Big Scary - Vacation
Mon 24th Oct, 2011 in Music Reviews
For the privileged few actually doing a job they genuinely enjoy, aspects of the day-to-day can seem more like a holiday than actual work. Just ask travelling minstrels, Tom Iansek and Jo Syme AKA Big Scary. They are the boy strummer and girl drummer from Melbourne that have wowed audiences with their dedicated work ethic (including no less than 6 EPs in 18 months); impressive live shows; and a collection of solid, feel good tunes that defy categorisation.

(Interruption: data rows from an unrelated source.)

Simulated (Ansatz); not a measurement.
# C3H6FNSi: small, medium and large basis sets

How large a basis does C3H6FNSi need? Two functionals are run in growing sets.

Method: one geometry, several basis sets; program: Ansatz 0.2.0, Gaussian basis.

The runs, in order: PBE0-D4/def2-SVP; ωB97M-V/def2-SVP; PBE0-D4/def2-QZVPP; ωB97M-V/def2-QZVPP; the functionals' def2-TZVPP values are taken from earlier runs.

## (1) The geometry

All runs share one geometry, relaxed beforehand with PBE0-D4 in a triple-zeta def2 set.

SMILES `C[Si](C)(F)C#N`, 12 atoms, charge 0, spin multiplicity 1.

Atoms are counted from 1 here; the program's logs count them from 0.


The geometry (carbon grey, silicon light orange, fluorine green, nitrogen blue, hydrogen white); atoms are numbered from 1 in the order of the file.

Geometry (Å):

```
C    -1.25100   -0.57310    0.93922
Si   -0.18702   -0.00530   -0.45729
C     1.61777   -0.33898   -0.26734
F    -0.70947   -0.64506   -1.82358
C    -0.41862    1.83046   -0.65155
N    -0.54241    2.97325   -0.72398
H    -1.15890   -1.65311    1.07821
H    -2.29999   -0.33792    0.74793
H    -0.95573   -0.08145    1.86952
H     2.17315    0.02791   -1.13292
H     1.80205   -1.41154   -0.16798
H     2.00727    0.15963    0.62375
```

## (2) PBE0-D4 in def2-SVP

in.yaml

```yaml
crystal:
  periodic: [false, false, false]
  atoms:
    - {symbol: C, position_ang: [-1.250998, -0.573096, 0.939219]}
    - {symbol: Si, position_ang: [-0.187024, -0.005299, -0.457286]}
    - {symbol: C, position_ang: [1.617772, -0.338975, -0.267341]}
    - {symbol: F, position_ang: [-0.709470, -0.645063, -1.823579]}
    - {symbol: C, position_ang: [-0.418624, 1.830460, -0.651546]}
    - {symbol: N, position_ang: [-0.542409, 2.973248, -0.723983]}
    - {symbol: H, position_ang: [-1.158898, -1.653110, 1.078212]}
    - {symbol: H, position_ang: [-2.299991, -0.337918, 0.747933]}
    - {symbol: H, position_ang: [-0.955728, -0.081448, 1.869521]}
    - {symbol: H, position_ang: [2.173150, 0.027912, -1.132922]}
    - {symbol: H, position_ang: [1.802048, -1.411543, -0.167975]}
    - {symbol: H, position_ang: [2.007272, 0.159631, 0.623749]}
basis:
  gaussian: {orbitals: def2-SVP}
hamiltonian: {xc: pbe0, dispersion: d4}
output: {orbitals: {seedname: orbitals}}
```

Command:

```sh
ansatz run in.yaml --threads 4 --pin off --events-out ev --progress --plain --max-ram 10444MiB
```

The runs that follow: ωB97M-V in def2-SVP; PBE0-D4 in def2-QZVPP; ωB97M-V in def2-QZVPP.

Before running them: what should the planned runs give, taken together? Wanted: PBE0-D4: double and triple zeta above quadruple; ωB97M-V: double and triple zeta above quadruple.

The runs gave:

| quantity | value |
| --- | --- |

Their debut LP, Vacation is based on the eternal holiday and feelings of the unknown that typify the life of the traveling band. As Iansek says: “It’s the pure exhilaration of chasing the dream and the melancholy of the increasing distance and detachment from your previous life”.
Across ten tracks they prove that things aren’t always a bed of roses when you lose touch with constants like friends, lovers, homes and stable jobs. But there are also plenty of contrasts – quiet and loud moments to match the feelings of darkness and light with a common thread being the warm vocals and creativity underpinning the music.
This is a band that was born from simplicity, i.e. acoustic guitars and egg shakers before the pair regrouped with a more expansive vision and graduated to electric guitar, mandolin, drums, piano and ukuleles. These musical partners prove to be a rich and fluid lot, practically changing with the wind or indeed the seasons that inspired four of their early EPs.
For their debut, Big Scary recruited Sean Cook (the former bassist of Yves Klein Blue) and it was the first time they’d gotten external assistance in the studio. The result is music that is no less decorative than before with the versatile pair continuing to produce varied songs that take in all sorts of genres from bratty garage punk to epic and fuzzy guitar-based songs to minimalist pop, brooding ballads and exuberant piano ditties. The staggering fact is that with only two of them they can produce more diversity than some acts can achieve with four or five different individuals. It’s all quite remarkable and shows just how clever and original they can be at negotiating their influences and using their talent and dexterity to make things their own.
Single, Gladiator starts off with some of The White Stripes’ style garage rock and features some nice interplay between the male and female vocals. Interestingly, it’s about growing up and not necessarily improving, not that most people would mind or notice as it proves such a thumping and finger-pointing good time for all. Leaving Home meanwhile, is the record’s oldest song and is a big piano ballad that – as the name suggests – is about leaving the paternal nest.
On Mix Tape we get some of the stomping piano that seems to have been culled from a bar way back in the wild west. Another track sounding like it’s from another time period is Purple with its dirty guitar riffs that could’ve been lifted from a haze created by Jimi Hendrix. But these chords are also combined with a catchy La Roux-like flavour and were inspired by a guy that used to paint over advertising billboards, such was his disdain of them.
The latter half of the proceedings take on a subtler, more introspective element as evocative ballads are offered by the bucket-load. Bad Friends uses some whispered vocals to talk about the real costs of the transient life and is put to acoustic guitar almost inspired by Jose; Gonzlez while Got It, Lost It is just plain haunting. Of Desire would have made a good closer as it is a rather sweet and dreamy affair and offers the kind of escape and vacation from life the album as a whole promises.
Vacation is unlikely to win over every listener with all its tracks, as there’s just too much variation on offer to appease everyone. However, you have to admire the band’s ambition and creativity, the fact they realise they write songs that have different vibes, feelings and emotions and that it is okay to embrace and roll with it all. As such, they have produced an intricate and vital debut that is extremely accessible and melodic and will prove itself in time to be the gift that keeps on giving. Amen to that.